Faking It Too Well


Fake it ’til you make it. That’s what they tell you, and, sometimes, it’s very true. Sometimes, you have to act like you know what you are doing while learning exactly what you are supposed to be doing. That is rather how I feel about teaching. I feel like I am constantly acting like I know exactly what I am doing or supposed to be doing when, all along, I am barely staying afloat.

Studies call this “impostor syndrome” but the truth is that who I am as a teacher often feels very different from who I feel I am “in real life”. Teachers need to have a polish to them, a presence. It leaves my poor introverted soul tired and, maybe, even joyless at times. However, there is no denying that I am good at what I do. I am a good teacher, though maybe not as involved with as many shiny tricks as others who have been doing this longer or have it as more of a passionate calling. Nevertheless, I am organized and knowledgeable, even enthusiastic when I am teaching literature. I’m good at what I do. I have never gotten a bad evaluation from an administrator. I don’t pull punches with my students and push them to do their best and improve on it. I admit when I don’t know or I am wrong. I know how to hold my corner-classroom kingdom. But that me often feels very different from me.

One of my students asked me last week if I am bipolar. My answer was, “No.”

“Are you sure?” he pressed.

“I’m sure,” I replied.

He was a dog with a bone. “Because you’re usually really nice and then you can get all mean.”

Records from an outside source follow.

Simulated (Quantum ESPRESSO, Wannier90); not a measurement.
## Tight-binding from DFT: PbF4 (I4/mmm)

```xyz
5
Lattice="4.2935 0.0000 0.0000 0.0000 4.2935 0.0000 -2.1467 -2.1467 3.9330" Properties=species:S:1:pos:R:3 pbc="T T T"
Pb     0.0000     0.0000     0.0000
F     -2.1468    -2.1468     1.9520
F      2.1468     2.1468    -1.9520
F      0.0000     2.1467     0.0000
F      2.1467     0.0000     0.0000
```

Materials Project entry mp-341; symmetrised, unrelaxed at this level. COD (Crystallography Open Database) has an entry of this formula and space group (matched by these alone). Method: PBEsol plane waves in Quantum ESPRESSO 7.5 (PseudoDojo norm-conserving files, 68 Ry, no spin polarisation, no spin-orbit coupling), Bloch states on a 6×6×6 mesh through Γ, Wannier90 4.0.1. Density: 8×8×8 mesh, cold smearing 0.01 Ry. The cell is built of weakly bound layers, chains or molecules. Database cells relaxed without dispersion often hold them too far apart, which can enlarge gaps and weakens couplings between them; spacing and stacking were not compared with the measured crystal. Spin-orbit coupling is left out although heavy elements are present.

“That’s not me being bipolar. That’s me being tired of people’s crap. I’m an introvert. I don’t deal with other people’s crap well.”

Who I am in the classroom takes a force of presence and authority that takes a lot out of me, leaves me weary and wanting to crawl back into a safe little hobbit hole to recover. But recovery time for teachers, as you know, is slim to none. Ditto and double for moms, which honestly makes it a double-whammy. So going back to work is not just a change in how I do life but, once again, a change in how I feel about who I am. It’s an extra twist in my self-vision that I sometimes wish I could untwist and smooth out at the end of the day. Some days are more successful than others, but there are successful ones.

Going back to teaching is the best thing for my family right now, and that is what is important. That is the driving force. It is allowing my daughter to go to preschool and daycare every day to gain social and academic skills that she will so desperately need in the coming years. It is also allowing us to put money aside and save up so that we can start dreaming new dreams again.

I will find a way to reconcile all this change. Right now, though, it’s difficult at times, I will admit. But there is always a way.